Self Esteem
 
Self esteem can be defined as a generalized positive-negative attitude toward oneself; that is, how positively or negatively  an individual thinks and feels about themselves.
 
Low self esteem
An individual with low self esteem have little confidence and/or belief in themselves.  They therefore lack purpose and a sense of self worth.
 
High self esteem
High self esteem is not self love, but the general appreciation and value of oneself and one's personal worth. Individuals with a high self esteem have a positive attitude and are confident that they have the ability to control their lives and achieve their goals.
 
Ego
This aspect of an individual focuses on external cultural evidence e.g. social status, attractiveness, number of sexual partners  in order to a) determine what to strive for and b) measure accomplishments.  
 
Higher (inner) Self
However, self esteem is not limited to external cultural achievements (ego). The ego tends of offer a temporary feeling of self worth, sometimes it even fails to accomplish this, which then drives us to pursue some other external goal.   Genuine self esteem is concerned with our mind and emotions and how we interact with the world in which we live.
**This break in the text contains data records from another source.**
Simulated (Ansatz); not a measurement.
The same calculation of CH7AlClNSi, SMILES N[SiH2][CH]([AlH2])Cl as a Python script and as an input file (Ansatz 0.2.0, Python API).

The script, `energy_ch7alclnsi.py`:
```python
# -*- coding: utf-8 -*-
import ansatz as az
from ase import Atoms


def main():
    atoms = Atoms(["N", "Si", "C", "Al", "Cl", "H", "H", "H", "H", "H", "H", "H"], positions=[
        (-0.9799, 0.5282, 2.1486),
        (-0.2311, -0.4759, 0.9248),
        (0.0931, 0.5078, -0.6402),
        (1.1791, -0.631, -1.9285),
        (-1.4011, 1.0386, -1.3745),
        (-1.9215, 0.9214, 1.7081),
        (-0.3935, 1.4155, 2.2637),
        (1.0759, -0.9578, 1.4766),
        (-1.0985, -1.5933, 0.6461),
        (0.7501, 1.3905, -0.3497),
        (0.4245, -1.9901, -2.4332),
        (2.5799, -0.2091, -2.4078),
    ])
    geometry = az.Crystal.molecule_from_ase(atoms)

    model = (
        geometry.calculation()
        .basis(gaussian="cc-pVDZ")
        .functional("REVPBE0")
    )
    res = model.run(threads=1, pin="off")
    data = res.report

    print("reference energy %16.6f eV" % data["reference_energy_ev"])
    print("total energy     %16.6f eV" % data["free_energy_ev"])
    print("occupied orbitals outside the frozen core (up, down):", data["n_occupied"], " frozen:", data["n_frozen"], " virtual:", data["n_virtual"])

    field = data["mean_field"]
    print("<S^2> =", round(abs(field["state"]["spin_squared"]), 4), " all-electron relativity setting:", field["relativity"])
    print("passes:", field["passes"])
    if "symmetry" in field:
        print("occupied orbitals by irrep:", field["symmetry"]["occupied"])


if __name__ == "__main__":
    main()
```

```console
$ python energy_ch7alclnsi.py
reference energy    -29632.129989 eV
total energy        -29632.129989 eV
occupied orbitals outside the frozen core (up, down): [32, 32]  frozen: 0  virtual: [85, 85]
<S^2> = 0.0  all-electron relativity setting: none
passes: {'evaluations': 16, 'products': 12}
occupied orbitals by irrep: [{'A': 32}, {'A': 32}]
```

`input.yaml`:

Interestingly, as we get older, normally by middle age, we start to become more and more aware of our deeper spiritual selves.  Here our goals are less tangible and more subjective than the external objective goals of the ego ... they go deeper and are longer lasting.  With this awareness of self comes the realisation that we, as humans,  are more than what people see when they look at us.
 
Self esteem (not the ego) is birthed in early childhood and is rooted in our inner self.   The more we acknowledge and value our inner existence, the less we will limit ourselves to just our appearance or  worldly possessions.   As self esteem develops, the more we will celebrate, respect and love ourselves and care for others.
 
The environment in which we are raised thus plays a vital role in the development of our self esteem.  The ideal would be for a child to be bought up with loving, affirming parents.   ' I love the person you are'  and 'your viewpoint is valid'.
 
Unfortunately, many of us are reared in unhappy often dysfunctional environments,  where value is placed on what we do not  on who we are as unique individuals.  In consequence, from very early life,  fear of rejection, fear of failure and may other fears will result in us measuring ourselves by what others can see and value not by what we desire for ourselves.
 
Improving poor self esteem
The first step to improving low self esteem  is to review our lives (perhaps with a close friend or professional ) and identify  the reasons why your self esteem is poorly developed (or failed to develop). This assessment should highlight instances where we a) buried our self confidence in our own ideas and abilities and b) subdued or ignored our own desires  in order to please others. Failure to fulfil our potential in the early years of our life, can lead to lack of self acceptance, poor self confidence and low self esteem.
 
Once we understand why we have low self esteem, we need to develop a more compassionate, favourable and less critical view of ourselves.  Taking a step at a time, we need to reflect on who we really are, what we are feeling and what we want from life.  This activity will widen  your  prospective, the wider your prospective the less you'll judge yourself by  narrow criteria  like status, attractiveness or material wealth.  Instead your appreciation of your self will increase and with it  your self respect and self esteem.
 
High self esteem can act as a cushion,   helping us to  'weathering the storm' during times when life does not meet our expectations. Rejection, disappointment and failure (even our best efforts aren't always successful) are a part of daily life.  High Self esteem can help a person us get through difficult times.